Homicide detective Elouise “Lou” Norton is enjoying a lunch date at Johnny’s Pastrami with hunky Assistant DA Sam Seward when she gets a phone call. Her partner, Colin Taggert, calls her to a murder scene, where a body has been discovered lying in a wooded park outside of Los Angeles. The victim is a young teenage girl, which seems to fit with a recent pattern of crime in the LA area, except that the other girls in question are still missing and presumed kidnapped. This one is definitely dead.
The gruesome murder provides a fast-paced kickoff for Trail of Echoes, author Rachel Howzell Hall’s tense exploration of murder in a down-and-out LA neighborhood, and her third thriller after Land of Shadows and Skies of Ash. Hall pens an in-depth, believable portrait of the series’ black, female detective Norton, and it’s filled with realistic and whip-smart dialogue matched with tight, visceral descriptions of local scenes.
Norton and Taggert set off to inform the young victim’s mother of the tragedy, and the address turns out to be the same apartment building where Lou grew up. Like the homicide detective herself, the 13-year-old victim, Chanita, seemed to have been on a path that held the promise of escape from the gray, distressed area of housing projects where she lived. Norton finds the family apartment filled with Chanita’s expressive photographs, along with awards and citations honoring her young talent. This matches a framework common among the recent disappearances—they’re adolescents with talent and promise, all missing from the same LA neighborhood and school district, all close in age and race.
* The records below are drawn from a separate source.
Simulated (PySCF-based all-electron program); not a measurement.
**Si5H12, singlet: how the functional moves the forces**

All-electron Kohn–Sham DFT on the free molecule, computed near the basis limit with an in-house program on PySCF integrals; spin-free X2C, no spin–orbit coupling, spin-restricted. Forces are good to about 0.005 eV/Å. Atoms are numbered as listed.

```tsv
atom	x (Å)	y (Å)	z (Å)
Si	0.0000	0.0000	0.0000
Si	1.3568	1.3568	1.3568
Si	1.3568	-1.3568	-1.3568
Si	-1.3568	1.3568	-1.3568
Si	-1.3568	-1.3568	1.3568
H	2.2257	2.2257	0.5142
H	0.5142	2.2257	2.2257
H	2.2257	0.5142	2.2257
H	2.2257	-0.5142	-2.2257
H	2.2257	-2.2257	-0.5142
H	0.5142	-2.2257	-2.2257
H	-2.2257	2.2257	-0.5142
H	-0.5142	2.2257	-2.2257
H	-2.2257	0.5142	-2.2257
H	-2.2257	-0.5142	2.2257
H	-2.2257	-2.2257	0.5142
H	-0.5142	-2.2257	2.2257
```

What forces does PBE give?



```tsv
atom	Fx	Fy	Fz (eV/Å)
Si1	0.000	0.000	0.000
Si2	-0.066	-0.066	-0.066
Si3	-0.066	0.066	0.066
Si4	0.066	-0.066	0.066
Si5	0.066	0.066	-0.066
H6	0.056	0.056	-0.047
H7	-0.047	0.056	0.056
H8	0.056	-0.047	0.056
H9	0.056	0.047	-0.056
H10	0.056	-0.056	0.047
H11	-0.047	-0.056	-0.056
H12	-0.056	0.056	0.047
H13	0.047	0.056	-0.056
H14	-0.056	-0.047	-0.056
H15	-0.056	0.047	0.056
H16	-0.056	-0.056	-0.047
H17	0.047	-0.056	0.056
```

The detective and her team cast a wide net, uncovering several persons of interest: a neighborhood tough named Ontrel who claimed to be her protector; a Mexican dude named Raul Moriaga, who lives downstairs; her photography teacher and mentor, Payton Bishop; and even a selection of her mom’s old boyfriends. Important clues to identifying the murderer’s identity include the strange photograph of a flowering plant found in the victim’s bedroom and a series of creepy coded messages left anonymously for Detective Norton, including an odd statue or two posed on the hood of her car.
Full of toe-tapping, fidgety energy that’s tamped down and ready to brim over at any moment, Trail of Echoes offers an addictive read from a promising new author.